March 10, 2010

London Broil in Asian-style Marinade

I found a new Asian-style marinade recipe and wanted to use it for London broil. The marinade is amazingly good and I will be using it again and again and again! London broil is not an actual cut of meat, but a way to prepare it; by marinating steak and either broiling or grilling it. When butchers label it as "London broil", the cut of meat is actually a flank steak or round roast/steak.

  • 1 1/2 lb "London broil"
  • 3 cloves garlic, minced
  • 1 to 2 tbsp fresh ginger root, minced or 1 to 2 tsp dried ground ginger root
  • 2 tbsp white vinegar
  • 1/4 c soy sauce
  • 2 tbsp Worcestershire sauce
  • 1 tbsp sesame oil
  • 1 tsp white sugar
  • 1/4 tsp crushed red pepper flakes (not pictured)

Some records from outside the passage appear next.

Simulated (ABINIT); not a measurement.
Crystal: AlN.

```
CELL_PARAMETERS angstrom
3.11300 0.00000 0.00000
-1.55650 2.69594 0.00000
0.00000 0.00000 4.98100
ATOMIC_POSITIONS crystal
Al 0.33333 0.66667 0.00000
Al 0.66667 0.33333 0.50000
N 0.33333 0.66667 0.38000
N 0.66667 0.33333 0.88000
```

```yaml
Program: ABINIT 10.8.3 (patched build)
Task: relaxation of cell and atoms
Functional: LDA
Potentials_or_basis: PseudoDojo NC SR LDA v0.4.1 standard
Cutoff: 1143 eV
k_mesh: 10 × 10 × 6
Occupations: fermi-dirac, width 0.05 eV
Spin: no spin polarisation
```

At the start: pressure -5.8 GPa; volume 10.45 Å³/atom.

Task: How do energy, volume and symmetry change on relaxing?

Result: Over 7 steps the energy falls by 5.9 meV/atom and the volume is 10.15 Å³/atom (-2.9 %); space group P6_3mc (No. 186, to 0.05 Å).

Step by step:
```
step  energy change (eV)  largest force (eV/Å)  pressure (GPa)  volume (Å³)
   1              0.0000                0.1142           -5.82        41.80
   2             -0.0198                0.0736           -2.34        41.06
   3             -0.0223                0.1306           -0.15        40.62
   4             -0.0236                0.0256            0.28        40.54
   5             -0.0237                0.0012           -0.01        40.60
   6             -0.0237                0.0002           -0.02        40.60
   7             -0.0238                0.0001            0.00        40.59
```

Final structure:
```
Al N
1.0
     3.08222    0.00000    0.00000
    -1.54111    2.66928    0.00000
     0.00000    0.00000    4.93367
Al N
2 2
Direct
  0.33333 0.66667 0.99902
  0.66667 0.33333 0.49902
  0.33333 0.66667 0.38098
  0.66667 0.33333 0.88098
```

  1. Pierce meat shallowly with fork on both sides to allow some of the marinade to penetrate.
  2. Combine all ingredients in a Ziplock bag and marinate for at least 4 hours and up to 24 hours in refrigerator.
  3. Let the meat sit out for 20 minutes prior to cooking, to reach room temperature.
  4. Preheat oven to broil.
  5. Broil for 5 (rare) to 8 minutes on each side, to desired doneness.
  6. Take out of oven. Allow meat rest for 5 minutes. Slice into very thin slices with sharp knife against the grain. Do not overcook, as it is better on the rare side.